All that said, I think that intellectual honesty demands that we admit that the question of the state seizing (or “facilitating” the sale of) an unused or neglected piece of surplus land from a wealthy landowner – again, after compensating him for it in some fashion – and making it available for sale to the landless proletarian at an affordable price, so that he too can own a piece of productive property, is perfectly acceptable according to Catholic doctrine. No one is proposing this today, and no one can even think about doing it today (at least not in this country...). Anyway, the author of Quadragesimo Anno – Oswald von Nell-Breuning, S. J. – says as much explicitly in his commentary on the encyclical he drafted for Pius XI, and in a way the entire history of the land movement in Ireland bears the point out. The great Cardinal Manning of England supported this Irish movement, and he was hardly squeamish on doctrine. Again, not that it’s likely to happen in this country today, or that’s it is even an approach that anyone’s seriously recommending, but it is worth knowing what the Church’s experts and thinkers have said and written on a given topic before hurling epithets.

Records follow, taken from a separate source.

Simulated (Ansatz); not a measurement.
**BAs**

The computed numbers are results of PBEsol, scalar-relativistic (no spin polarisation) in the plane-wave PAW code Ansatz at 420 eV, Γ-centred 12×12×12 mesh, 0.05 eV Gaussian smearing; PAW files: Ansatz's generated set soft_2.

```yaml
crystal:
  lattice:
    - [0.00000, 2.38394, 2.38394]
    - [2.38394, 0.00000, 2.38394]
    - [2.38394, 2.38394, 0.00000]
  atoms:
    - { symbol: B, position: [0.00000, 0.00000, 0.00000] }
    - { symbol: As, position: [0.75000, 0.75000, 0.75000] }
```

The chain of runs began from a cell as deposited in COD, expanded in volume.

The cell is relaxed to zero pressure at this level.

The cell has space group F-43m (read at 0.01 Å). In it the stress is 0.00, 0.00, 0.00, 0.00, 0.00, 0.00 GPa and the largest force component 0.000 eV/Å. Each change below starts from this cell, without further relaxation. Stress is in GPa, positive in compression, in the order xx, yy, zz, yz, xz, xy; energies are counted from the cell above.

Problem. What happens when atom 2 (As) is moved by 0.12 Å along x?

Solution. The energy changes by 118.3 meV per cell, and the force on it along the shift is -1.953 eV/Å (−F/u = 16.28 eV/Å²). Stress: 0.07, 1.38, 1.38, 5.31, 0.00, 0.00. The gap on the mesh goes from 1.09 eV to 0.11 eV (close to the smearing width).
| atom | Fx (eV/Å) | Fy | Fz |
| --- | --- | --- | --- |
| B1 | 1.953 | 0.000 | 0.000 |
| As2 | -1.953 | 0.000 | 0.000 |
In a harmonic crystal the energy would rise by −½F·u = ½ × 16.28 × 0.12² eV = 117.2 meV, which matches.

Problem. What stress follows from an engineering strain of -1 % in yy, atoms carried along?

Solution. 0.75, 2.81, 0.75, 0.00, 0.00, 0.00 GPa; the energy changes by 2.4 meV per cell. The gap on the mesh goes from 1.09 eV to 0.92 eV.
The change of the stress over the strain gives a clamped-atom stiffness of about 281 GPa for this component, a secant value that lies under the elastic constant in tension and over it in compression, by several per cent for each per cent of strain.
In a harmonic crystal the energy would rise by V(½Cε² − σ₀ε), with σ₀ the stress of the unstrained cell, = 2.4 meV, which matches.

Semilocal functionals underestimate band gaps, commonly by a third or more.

Well, is the label Distributism problematic, since it may imply a RE-distribution?

Let’s start with a counter example, the term ‘Collectivism.” What exactly does someone mean by “Collectivist”?

First, he means someone who thinks that productive property should be owned in some fashion by the community, and second he means someone who views that collective holding of productive property as a refutation of the idea that productive property can be privately owned. So the essence – as we looked at a little before – is a denial of the right of private ownership of productive property. But it implies nothing about how that denial is to be realized. It might be Stalinist-style, murdering everyone who doesn’t give up his land, or it might be Fabian-style, implemented through voting, bureaucratic reform, and propaganda. The point is that the term “Collectivism” says a lot about the ideal form of society, according to Collectivists, but it says quite a little about how that form is to be brought about.

So with Distributism. The goal is a widespread distribution of ownership of productive property. How one gets there is another question, and those who say that Distributism necessarily implies a wholesale “re-distribution” make as much sense as those who insist that “Collectivism” necessarily means a wholesale “re-collection.”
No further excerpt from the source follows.